Owing to this two-way pressure, the outlook of the margins is stable, she said.

For the entire fiscal ended March 2017, the net profit of the bank improved by 5.36% to Rs 10,484 crore as against Rs 9,951 crore in the previous fiscal.

Net Interest Margin (Domestic) declined by 0.16% to 3.11% as on March 2017 from 3.27% at the end of previous fiscal.

However, for the year ended March 2017, SBI's consolidated net profit declined by about 98% to Rs 241.23 crore from Rs 12,224.59 crore at the end of 2015-16 as the banks provisioning for the entire year had increased significantly.

Gross Non Performing Assets for SBI Group increased to 9.04% from 6.40% while net NPAs rose to 5.15% as against 3.73% at the end of March 2016.

Deposits of the bank rose by 18.14% at Rs 20,44,751 crore while advances at Rs 16,27,273 crore at the end of March 2017, registering a growth of 7.80%. 

Retail constituted 22% of the loan amount contributed by auto and home loans.

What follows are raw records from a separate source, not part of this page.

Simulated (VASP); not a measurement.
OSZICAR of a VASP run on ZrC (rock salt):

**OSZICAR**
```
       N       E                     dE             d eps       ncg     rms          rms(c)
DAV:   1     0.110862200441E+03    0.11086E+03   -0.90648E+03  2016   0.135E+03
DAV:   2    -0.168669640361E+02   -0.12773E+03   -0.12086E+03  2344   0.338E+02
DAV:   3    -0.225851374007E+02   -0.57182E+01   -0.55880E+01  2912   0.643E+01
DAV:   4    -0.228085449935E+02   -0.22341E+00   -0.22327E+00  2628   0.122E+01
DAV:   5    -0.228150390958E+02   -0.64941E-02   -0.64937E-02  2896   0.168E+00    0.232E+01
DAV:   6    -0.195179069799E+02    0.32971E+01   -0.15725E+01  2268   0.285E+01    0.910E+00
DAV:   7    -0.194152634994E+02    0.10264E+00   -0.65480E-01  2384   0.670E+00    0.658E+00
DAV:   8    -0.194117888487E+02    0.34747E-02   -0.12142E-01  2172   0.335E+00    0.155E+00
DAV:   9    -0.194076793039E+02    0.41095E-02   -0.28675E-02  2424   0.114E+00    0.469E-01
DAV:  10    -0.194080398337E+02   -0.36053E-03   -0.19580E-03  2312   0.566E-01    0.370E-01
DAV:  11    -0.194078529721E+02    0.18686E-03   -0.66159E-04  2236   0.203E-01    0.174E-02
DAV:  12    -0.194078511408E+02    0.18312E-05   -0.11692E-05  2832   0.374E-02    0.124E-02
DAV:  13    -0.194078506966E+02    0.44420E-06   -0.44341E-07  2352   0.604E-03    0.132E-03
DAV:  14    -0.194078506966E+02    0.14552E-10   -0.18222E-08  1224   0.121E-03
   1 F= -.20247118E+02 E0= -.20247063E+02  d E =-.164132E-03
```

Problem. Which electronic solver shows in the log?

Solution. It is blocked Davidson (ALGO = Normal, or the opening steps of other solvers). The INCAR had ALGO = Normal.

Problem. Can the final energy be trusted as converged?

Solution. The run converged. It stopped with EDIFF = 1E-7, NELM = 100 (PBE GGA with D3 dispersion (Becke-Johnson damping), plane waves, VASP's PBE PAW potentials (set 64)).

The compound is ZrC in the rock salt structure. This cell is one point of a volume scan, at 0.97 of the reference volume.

Bhattacharya said that the provision coverage ratio (PCR) had been increased from 60.69% to 65.69% to take care of the resolutions which would surface as a result of the merger. The impact on profit would not be much.

The slippages were slowing down, she said adding that the telecom sector was now a cause for concern.

Regarding the subsidiaries, she said that SBI Life IPO would come this fiscal, while its stake in SBI Cards would be raised.